What steps can we take to improve personal resilience? How can organisations help to improve the personal resilience of their teams during periods of crisis? As part of the Centre for Science and Policy’s ongoing lunchtime seminar series on resilience, we heard from Graham Pendlebury and Dr Magda Osman about personal resilience, and what it means from a personal perspective to be working as part of a team during times of change or stress.

Throughout the discussion, Mr Pendlebury drew on his experiences as a former director at the Department of Transport and stressed that ‘individual personal resilience is an essential part of the national effort’ in both the short and long term. He highlighted that even good systems will fail if the individuals within them are not resilient, while noting that the importance of this individual resilience is particularly vital during times of crisis. While people have jobs to do, he notes that we also need to remember that policymakers, experts, and ministerial advisors are all human beings who face personal strain, and who must operate under conditions of intense scrutiny and criticism. While acknowledging that discourse about mental health plays an increasingly prominent role in our society, Mr Pendlebury questioned whether the public was also being equipped with the tools needed to go beyond coping. Here, he suggested that people also need tools to confront problems with a solutions-oriented mindset, in a way that builds personal resilience.

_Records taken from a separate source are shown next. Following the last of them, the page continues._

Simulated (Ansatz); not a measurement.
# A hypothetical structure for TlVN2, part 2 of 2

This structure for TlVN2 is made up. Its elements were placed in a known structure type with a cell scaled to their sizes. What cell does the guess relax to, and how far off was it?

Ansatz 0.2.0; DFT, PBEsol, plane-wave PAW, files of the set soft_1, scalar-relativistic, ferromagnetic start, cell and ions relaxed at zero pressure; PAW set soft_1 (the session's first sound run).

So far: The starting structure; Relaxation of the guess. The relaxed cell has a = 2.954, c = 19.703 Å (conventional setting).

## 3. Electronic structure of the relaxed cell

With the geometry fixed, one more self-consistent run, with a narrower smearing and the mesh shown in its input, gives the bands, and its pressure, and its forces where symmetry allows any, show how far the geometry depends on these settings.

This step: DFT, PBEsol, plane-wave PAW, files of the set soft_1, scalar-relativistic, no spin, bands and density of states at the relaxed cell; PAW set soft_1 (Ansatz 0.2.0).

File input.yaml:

Throughout the seminar, Mr Pendlebury also noted that resilience is about recognizing that change is inevitable and often out of our hands, and that we need to focus on how to withstand unexpected and unwelcome circumstances without our mental health being affected. Consequently, resilience is needed in the short term to cope with sudden shocks, but also in the medium to long-term to manage periods of prolonged uncertainty of the type needed by civil servants operating as part of Operation Yellowhammer, or in managing major events such as the London 2021 Olympics.

Ultimately, Mr Pendlebury suggested that tools for personal resilience include learning how to keep emotions under control and to maintain perspective; avoiding coercive positivity; focusing on practical problem-solving skills and reason-oriented decision-making which is grounded in integrity; and recognizing when others are under stress and how to help them through a situation by focusing on your obligations to others rather than on yourself. He believes that this approach can build a mutually reinforcing process which can build shared purpose and motivation.

Drawing on literature and expertise from the field of psychology, Dr Magda Osman built on Mr Pendlebury’s points while stressing how dangerous it can be to give people an opportunity to say how bad things are, without then offering the opportunities to resolve problems. She stressed that we need to avoid reinforcing and compounding bad experiences, by instead focusing on fundamental goals which can create a sense of agency. This sense of personal agency can allow individuals to develop action plans and incrementally work through solutions-oriented strategies.

Dr Magda also noted that there are seasonal variations in the stresses which influence life satisfaction, anxiety, and depression, and that this is compounded by multiple different inputs for sources of stress. Here, she stressed a need to think about sources of stress in a nuanced way, and to break down sources of stress so that solutions can be developed which target particular problems, rather than focusing on the overall picture.